On an uncommonly warm day in early October I visited a place few watch writers go – the manufacture (well one of them) of Dubois-Depraz. High-up in the mountainous region of Switzerland’s famous Vallee de Joux the factory sits among many famous watch brands. Dubois-Depraz is a key cog in the watch industry you know and love, but they don’t make watches.
Unlike the many curated tours of watch factories I am subject to, my guide at Dubois-Depraz wasn’t a PR guide. He probably just spoke English a bit better than the other people there. The manufacture is operated by two of the three Dubois brothers, and it has been in the family since its inception in 1901. The component maker currently is comprised of three locations, and I got to visit the most important facility – the assembly plant.
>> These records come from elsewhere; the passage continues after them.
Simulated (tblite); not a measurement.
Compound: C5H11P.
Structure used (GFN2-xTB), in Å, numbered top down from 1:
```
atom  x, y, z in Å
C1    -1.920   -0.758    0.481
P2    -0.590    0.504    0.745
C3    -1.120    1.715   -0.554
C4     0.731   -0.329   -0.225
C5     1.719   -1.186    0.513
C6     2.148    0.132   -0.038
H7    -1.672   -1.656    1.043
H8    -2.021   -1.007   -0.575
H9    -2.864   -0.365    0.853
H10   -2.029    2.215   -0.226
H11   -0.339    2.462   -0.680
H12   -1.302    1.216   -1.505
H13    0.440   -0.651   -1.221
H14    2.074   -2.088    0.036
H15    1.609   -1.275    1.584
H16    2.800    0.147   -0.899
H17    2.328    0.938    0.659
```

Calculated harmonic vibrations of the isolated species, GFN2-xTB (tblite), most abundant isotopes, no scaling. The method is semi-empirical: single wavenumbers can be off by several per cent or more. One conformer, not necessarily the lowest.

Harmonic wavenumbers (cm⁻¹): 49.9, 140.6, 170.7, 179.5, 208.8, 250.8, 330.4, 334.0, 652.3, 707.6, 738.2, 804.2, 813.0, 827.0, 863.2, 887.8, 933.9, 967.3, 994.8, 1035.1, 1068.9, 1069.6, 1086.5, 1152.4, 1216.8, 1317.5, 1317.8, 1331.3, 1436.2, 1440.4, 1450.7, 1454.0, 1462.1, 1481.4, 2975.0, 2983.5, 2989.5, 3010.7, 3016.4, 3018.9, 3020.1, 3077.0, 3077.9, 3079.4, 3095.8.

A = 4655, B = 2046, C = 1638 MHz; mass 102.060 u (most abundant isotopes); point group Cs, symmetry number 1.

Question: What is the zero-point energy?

The air of the facility is very industrial. There is a bit more hustle and bustle here than in many other watch manufactures – but the white lab coat attire is familiar. Noisily machines operate as ambient sound fills the room with the repetitive operations of pins being connected to plates and gears being tested. Parts aren’t actually produced at this location – that is still mostly done by Dubois-Depraz, but elsewhere. Here parts are tested and put together into their final forms. I notice that the type of person here is different than in-house as most brands. The workers are older, more mature looking. It is very common for the average age of people working at even the highest-end watch manufactures to be about 25. Dubois-Deprez has a more lived in feel that is comforting.